With that being said, there’s plenty to explore and a million questions to be answered. So, will it bring up theories of the past, or create its own path, maybe leaving us with more to debate over the next 40 years?

I’ll start by saying that Doctor Sleep takes some huge risks. Firstly, by following up a movie that has become so influential, it was more than likely to divide viewers opinions before filming even began. Regardless of how you feel about The Shining, there’s no denying the strong footprint it has left on the industry, so taking on the job of continuing this story is not a position many directors would favour.

The film also makes some questionable casting choices. No, I’m not talking about Ewan McGregor’s portrayal of an older Danny Torrance, or Rebecca Ferguson’s creepy on screen appearance as Rose The Hat, but there are some surprise appearances that I’ll avoid going into for the sake of spoilers. Lets just say it was a very ballsy move, that for me actually payed off very well.

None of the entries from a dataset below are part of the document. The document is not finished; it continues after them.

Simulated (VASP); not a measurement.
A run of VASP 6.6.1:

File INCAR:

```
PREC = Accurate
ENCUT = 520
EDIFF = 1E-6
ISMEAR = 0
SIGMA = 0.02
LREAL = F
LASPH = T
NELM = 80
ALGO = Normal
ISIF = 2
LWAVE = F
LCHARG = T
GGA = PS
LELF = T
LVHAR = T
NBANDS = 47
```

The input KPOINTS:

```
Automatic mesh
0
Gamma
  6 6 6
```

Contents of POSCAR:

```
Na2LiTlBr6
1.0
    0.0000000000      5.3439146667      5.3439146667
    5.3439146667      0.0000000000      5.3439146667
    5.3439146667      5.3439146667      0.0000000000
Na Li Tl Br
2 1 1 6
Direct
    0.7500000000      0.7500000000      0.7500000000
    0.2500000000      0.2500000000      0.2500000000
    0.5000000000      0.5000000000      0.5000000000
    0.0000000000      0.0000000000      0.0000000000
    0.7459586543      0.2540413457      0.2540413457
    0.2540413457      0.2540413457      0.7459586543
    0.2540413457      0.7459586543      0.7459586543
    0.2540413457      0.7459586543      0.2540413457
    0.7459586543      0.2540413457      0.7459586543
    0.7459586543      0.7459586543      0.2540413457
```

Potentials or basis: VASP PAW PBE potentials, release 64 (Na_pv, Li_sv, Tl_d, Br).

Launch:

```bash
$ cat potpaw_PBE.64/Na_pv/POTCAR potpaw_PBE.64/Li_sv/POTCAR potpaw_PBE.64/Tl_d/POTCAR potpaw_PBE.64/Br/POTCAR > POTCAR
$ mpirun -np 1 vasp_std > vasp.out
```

Mike Flanagan is still a relatively small name within the film industry. His directing credits include Hush, Oculus and another Stephen King adaptation, Gerald’s Game. All of which were fairly well received, but is that enough to make him the right fit to take on this project? Well, apparently yes. Flanagan confidently showcases his clear talent for the  horror genre. He manages to perfectly pay homage to Kubrick’s mesmerising techniques without tarnishing what came before it, whilst also creating something very unique. Doctor Sleep is a visual feast that strongly takes from Kubrick’s original, whilst managing to draw its own inspiration, and that is one of the greatest decisions this movie makes.

It’s widely recorded that Kubrick veered quite far off of the novel, which in many ways makes Flanagan’s job much more challenging. Does he stick with the direction in which Kubrick took the story, or remain more faithful to King’s sequel novel? As was expected, he attempts to do both.

This feels very different to the more thought provoking events played out in The Shining. By keeping more in theme with the book, we get to explore the mysteries that where previously left in the dark. Certainly in its build up (with the exception of some well shot flashbacks), you get the impression you’re watching an entirely different story unfold. Leading to its final act however, everything seems to come back to you with spine chilling nostalgia, in what becomes the movies most ambitious decision making.

Starring alongside Ewan McGregor and Rebecca Ferguson is newcomer Kyliegh Curran. The new kid on the block with the ability to ‘shine’, and that is exactly what she does with her performance of Abra Stone. Her performance becomes the most memorable and going forward, she would be someone to look out for.

Doctor Sleep unsurprisingly comes with an abundance of nods and references to The Shining, some of which are more subtle than others, but it’s a horror fans holy grail. It’s a movie that takes time with its development, but once the ball gets rolling, it draws you into every element with an hypnotic effect. It has to be said that the smartest thing you can do when approaching this next chapter, is to not expect another Shining. Approach it with a clear mind and let Flanagan’s interpretation take you down an unfamiliar road. But to be fully immersed in the experience of one of 2019’s best movies, a recent trip to The Overlook Hotel would be necessary.